In other areas of the country, we are seeing many factors contributing to price increases. Hedge funds have become massive buyers of investment properties and in many urban areas like Atlanta, Phoenix, Las Vegas and Chicago where they are buying up thousands of homes. Naturally that kind of buying is going to drive up prices and decrease inventory. We have not seen much hedge fund buying here, but we are not in a major metro area either, I have heard the funds are starting to move into the Denver area.

Why is there so little housing inventory?

A few years ago, we saw record numbers of foreclosures on the market and they caused a huge decrease in prices. That decrease in prices virtually stopped new construction dead and the market had to rely on existing homes to fill demand. Most sellers could not afford to sell their homes so buyers depended heavily on foreclosures for purchasing options. The foreclosures slowly started to decrease after 2008, but many of us in the real estate industry kept hearing about a tsunami of foreclosures that would be coming on the market soon. From 2010 to 2012 we kept hearing next quarter the flood gates will open and the inventory will increase substantially. We are in the middle of 2015 and the inventory never came, in fact it has decreased! I think that threat of the oncoming foreclosure tsunami stopped many builders from beginning to build sooner.

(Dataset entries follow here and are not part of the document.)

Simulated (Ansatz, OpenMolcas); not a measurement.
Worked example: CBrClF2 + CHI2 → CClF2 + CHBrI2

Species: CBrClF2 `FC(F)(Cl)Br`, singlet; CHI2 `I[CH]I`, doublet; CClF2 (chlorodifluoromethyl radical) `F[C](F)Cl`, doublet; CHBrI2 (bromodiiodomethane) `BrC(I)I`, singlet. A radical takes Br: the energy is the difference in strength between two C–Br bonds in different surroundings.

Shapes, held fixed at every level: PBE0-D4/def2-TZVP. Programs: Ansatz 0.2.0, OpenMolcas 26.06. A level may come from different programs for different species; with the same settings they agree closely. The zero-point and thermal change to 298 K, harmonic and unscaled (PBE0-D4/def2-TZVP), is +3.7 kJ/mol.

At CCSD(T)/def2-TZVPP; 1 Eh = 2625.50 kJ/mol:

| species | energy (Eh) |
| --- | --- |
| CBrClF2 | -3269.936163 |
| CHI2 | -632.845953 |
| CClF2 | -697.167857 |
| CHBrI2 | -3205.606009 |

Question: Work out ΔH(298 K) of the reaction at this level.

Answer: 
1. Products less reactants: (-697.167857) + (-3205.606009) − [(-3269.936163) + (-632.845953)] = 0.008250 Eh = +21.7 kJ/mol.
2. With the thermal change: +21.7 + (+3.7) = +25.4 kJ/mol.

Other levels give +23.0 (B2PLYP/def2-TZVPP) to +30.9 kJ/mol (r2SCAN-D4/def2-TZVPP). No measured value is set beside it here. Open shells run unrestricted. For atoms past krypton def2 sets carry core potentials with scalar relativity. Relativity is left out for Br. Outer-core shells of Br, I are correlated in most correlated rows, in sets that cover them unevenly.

The experts predicted many of foreclosures would flood the market because there was a huge amount of non-performing loans. Non-performing loans are loans that have had payments missed and are in danger of defaulting and going through foreclosure. Many people refer to these non-performing loans as shadow inventory.

Why have those non-performing loans failed to become foreclosures and is there still a shadow inventory looming over us?

1. The market increased in most areas due to the lack of inventory and this has allowed some homeowners who were under water on their homes to have equity again. There is motivation and hope for homeowners who may be behind on their payments but have equity in their home. Not only do homeowners have increased motivation to make their payments, they may be able to sell their home now that prices have increased.

2. Short sales have become a bigger and bigger part of the market. Short sales allow home owners who are behind on their mortgage to sell their home before it goes through foreclosure for less than they owe the bank. The banks like short sales because it costs less than taking a property through foreclosure and takes less time. Short sales have increased significantly and have become much easier to complete in the last couple of years. This has greatly decreased the number of homes that go through foreclosure.

3. Government interventions and lawsuits against big banks have slowed things down as well. Government programs have forced banks to try many solutions to keep defaulting borrowers in their homes. The banks must offer loan mods, short sales and other alternatives before they can foreclose. This has delayed the foreclosure process and extended the foreclosure timeline on many properties. The Robo-signing lawsuits also put a halt to many foreclosures as most banks did not want to foreclosure until they knew exactly what they had to do to foreclose legally. That lawsuit was not fully settled until 2013 and many banks completely stopped all foreclosure proceedings until that was settled. Many banks are just now beginning the foreclosure process on properties again. This has caused a huge delay and backlog in many large banks’ foreclosure departments.

4. Many states have also implemented stricter foreclosure guidelines meant to help home owners who are behind on their mortgage. These guidelines have increased the time it takes to foreclose significantly.  In New York it can take well beyond two years to foreclose! These state guidelines have prolonged the foreclosure process and delayed many properties from foreclosing and coming on the market.

5. The increasing practice of selling non-performing loan portfolios has also slowed down the inventory. Many large banks have decided to sell off large chunks of their defaulting portfolios to hedge funds or other buyers to avoid all the regulations put in place by the government. Every time they sell off a pool of loans, it takes months to complete a sale. Values, condition, occupancy are just part of what has to be determined before these loans are sold. The loans are then bid on, transferred to new owners and the new owners have to determine exactly what they have and what they want to do with these loans. The process of selling a loan can add 9 months to a year onto the foreclosure timeline.

Is the shadow housing inventory still there?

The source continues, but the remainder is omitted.